It doesn’t have to be this way.
Executives can take a few disciplined steps at the onset of change to ensure that they understand and commit to the full magnitude of what they are asking of the organization. They can identify up front what will be touched by the change, who will be impacted, and what resources (human and capital) will be required to get it done quickly and efficiently. This requires leaders “to get real about their change efforts.” By doing this up-front work, leaders set up both the change and the organization for success. Here are the Five Steps to Getting Real about Change.
Create a compelling, yet realistic picture of what results you intend the change to produce for your organization. Include how the organization will operate when it has successfully achieved your outcomes. Be as specific as possible, realizing that initially your outcomes may be very general.
Identify the various areas where change will be required, such as changes to structure, services, products, business processes, IT, management systems, customer contact, mindset, behavior, or culture. Overtly name the initiatives that will drive these changes, and map how they interact with each other.
This is the heart of the Get Real Strategy. An Initial Impact Analysis is a quick and simple “check the box” exercise. It identifies the organizational/technical and human/cultural areas of your current operations that will be altered or affected by your change effort. This reveals the real magnitude of work required to achieve your desired outcomes.
Impact areas might include those listed above, as well as things like governance, union relations, job design, skills, teamwork, norms, resources, and dozens more.
Identifying impact areas opens leaders’ eyes about the true scope of change they are initiating. Why? Because each item will require time, people, planning, action, resources, and oversight.
Is this exercise too operational for executives? Hardly! Identifying the true impacts is strategic work, and often reveals show-stoppers and levels of complexity that cause the leaders to rethink the change’s outcomes, or more likely, its resource base and pacing. Adjusting outcomes, scope, pacing or resources early will save you from tremendous headaches later.
Readiness is a factor of recent change history, current morale, and trust in leadership, among other things. It sets the emotional stage for whether people will positively engage in change. Capacity is a product of workload, skills, resources, and time.

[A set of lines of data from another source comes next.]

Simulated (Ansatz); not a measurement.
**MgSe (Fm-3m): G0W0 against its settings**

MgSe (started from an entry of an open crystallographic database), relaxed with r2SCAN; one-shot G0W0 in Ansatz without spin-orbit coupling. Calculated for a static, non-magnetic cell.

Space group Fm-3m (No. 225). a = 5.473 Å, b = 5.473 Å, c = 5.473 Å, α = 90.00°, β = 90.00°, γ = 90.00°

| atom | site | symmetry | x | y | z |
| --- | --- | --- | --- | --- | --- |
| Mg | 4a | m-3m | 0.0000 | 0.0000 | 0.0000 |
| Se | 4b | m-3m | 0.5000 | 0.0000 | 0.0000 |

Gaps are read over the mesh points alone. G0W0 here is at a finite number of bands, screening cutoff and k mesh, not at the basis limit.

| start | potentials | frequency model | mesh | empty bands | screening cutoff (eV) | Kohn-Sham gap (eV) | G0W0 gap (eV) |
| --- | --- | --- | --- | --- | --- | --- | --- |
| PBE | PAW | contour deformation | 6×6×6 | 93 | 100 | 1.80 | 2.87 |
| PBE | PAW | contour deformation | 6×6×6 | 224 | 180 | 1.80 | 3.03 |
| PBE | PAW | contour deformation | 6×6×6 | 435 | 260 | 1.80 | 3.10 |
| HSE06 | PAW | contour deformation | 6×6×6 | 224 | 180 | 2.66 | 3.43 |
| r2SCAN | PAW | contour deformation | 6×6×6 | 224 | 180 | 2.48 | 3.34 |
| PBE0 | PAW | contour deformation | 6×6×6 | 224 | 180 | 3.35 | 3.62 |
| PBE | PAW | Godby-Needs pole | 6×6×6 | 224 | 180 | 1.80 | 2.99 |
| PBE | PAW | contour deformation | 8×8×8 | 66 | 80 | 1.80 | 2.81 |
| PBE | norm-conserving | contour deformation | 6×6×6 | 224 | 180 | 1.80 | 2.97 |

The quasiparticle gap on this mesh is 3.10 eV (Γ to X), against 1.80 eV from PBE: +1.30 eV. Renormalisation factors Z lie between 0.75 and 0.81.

Now, having a more accurate assessment of the magnitude of your impacts, you can identify what level of readiness and capacity you will need for the change to succeed. Be sure to consider the emotional residue of your organization’s recent history with change and its current workload, priorities, and climate.
Remember, each of the impact areas will need specific people to oversee them. Additional people will certainly be involved —in cross-functional meetings, studies, design sessions, decision-making, and the like. This is all time required away from these people’s normal operational responsibilities and will influence capacity. Make sure that the people involved have legitimate and adequate time to do the work required for the change.
Once you have mapped how you are going to engage your stakeholders in each of your impact areas, you can more easily assess whether you have the capacity to succeed, given operational priorities and goals.
Depending on the level of readiness and capacity to succeed, your leaders may need to re-scope your change outcomes. At least now they can make intelligent decisions about whether the change as currently scoped is set up to succeed. This is much smarter than simply naming a change and blindly assuming that the organization can actually handle it.
Whether it proceeds as scoped or gets stopped or modified, you can rest assured that your leaders will be far more committed to the change having done this due diligence to identify its real impacts. Plus, your people will understand the change better, and your current operations will be less negatively impacted because your leaders will make far more intelligent decisions regarding pacing and resource allocation. Help your leaders get real about the magnitude of your change. You owe it to your people and organization.